I feel so wretched ... My thoughts are incessantly with you and my boys ... I love you with all my heart and soul. I hope that when we meet again we shall part no more ... I ... am tormented by dreary, disagreeable thoughts. Dearest Bessy, pardon me. I am not as bad as you believe me to be, and with the help of God I will be better. How I wish we could live in peace and harmony together.
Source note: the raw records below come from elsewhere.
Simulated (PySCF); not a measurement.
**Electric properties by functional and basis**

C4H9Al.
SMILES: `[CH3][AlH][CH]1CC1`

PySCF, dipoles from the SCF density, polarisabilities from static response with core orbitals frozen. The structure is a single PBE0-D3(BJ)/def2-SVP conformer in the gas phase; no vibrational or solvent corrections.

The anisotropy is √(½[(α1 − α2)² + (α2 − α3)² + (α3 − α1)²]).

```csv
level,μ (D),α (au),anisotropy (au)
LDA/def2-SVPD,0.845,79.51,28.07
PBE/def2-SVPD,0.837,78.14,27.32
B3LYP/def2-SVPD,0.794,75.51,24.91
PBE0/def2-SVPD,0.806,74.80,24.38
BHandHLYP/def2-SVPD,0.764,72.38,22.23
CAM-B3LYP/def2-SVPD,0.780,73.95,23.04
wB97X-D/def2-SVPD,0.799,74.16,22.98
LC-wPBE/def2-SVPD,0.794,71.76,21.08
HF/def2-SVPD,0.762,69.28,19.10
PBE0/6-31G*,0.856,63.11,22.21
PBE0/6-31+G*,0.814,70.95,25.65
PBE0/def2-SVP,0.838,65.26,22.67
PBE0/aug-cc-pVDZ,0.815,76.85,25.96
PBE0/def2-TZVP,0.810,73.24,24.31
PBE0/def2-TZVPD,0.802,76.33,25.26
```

He remained somewhat at odds with his father over politics, though Bedford assured him that he had ‘never heard your political conduct maligned or calumniated by anyone’. The duke reproached him for the ‘splenetic bitterness’ with which he attacked Lord Grey and wished him joy of his declared preference for Holland, who would ‘swim you into foul waters’.39 Russell sent Lord John his observations on the state of Ireland, ‘a most curious country’; they were well received, though his brother quibbled with his assessment of Canning’s successor, Lord Goderich, as ‘a Tory’. Bedford accused him of being ‘singular’ in his admiration of Lord Lansdowne for joining the new ministry, and suggested that only he and old Lord William were now out of step with the rest of the family. Russell confided to Lady Holland that he could see no reason to condemn Lansdowne as ‘weak’, and that his own object, which would determine his conduct when the government met Parliament, was to ‘exclude those horrid old Tories’.40

After two wretched months in barracks in Dundalk, Lady William became determined to visit her mother in Berne, and Russell, who was upset to see ‘the most brilliant, the sweetest flower of Europe on such a dung-hill’, gave in. Making what was probably the crucial mistake of his life, he used the state of her health to obtain three months’ leave of absence from his regiment to accompany her. Exhorted by his father, anxious to secure family unity, to talk with Tavistock before deciding what political line to take on his return, and if possible to look to Lord Althorp* for a lead, he told Lord John, 24 Dec. 1827, that he might be home in time for the opening of Parliament, and hoped he might be able to go with the ‘upright, well-intentioned’ Althorp. In the event, he arrived in London on 12 Feb. 1828, ‘looking well, and very "dapper"’ as Lord John reported.41 He attended the House to vote for his brother’s motion for repeal of the Test Acts, 26 Feb., but his only other known vote that session was against extending the franchise at East Retford to the freeholders of Bassetlaw, 21 Mar. Five days earlier the arrival of a ‘dreadful letter from Bessy’ had, as he noted in his diary, ‘overwhelmed my spirits’. He took to reading the Bible, ‘with an intention of reading it through, two or three chapters a day’, and reflected, 6 Apr., after a family gathering at Woburn, that ‘politics is the only subject on which Englishmen talk with pleasure and eagerness, and it is the most important affair of life except for religion’. The following day, when he went to Laleham to meet Wellington, whose gossiping conversation disappointed him, he told his wife, in a letter chiefly about the problem of their sons’ education, that ‘I pass my time here much in reading and reflecting, I hope beneficially ... and indeed I feel my mind is adopting different views and sentiments’. He presented petitions against the friendly societies regulation bill, 1, 5 May. Three days later, on his 38th birthday, he wrote to Lady William:

I pray to God that those years which He is graciously pleased to allot me in this world, may be spent in sincere repentance for the past and such an anxious desire to lead a life of goodness, as may induce Almighty God to pardon my past transgressions, and assist me to atone for my sins by upholding me in my intentions. But you, dearest Bessy, what am I to say to you? Alas, this is a black page without hope. Nothing, no nothing can restore your confidence, your love - God have mercy on me.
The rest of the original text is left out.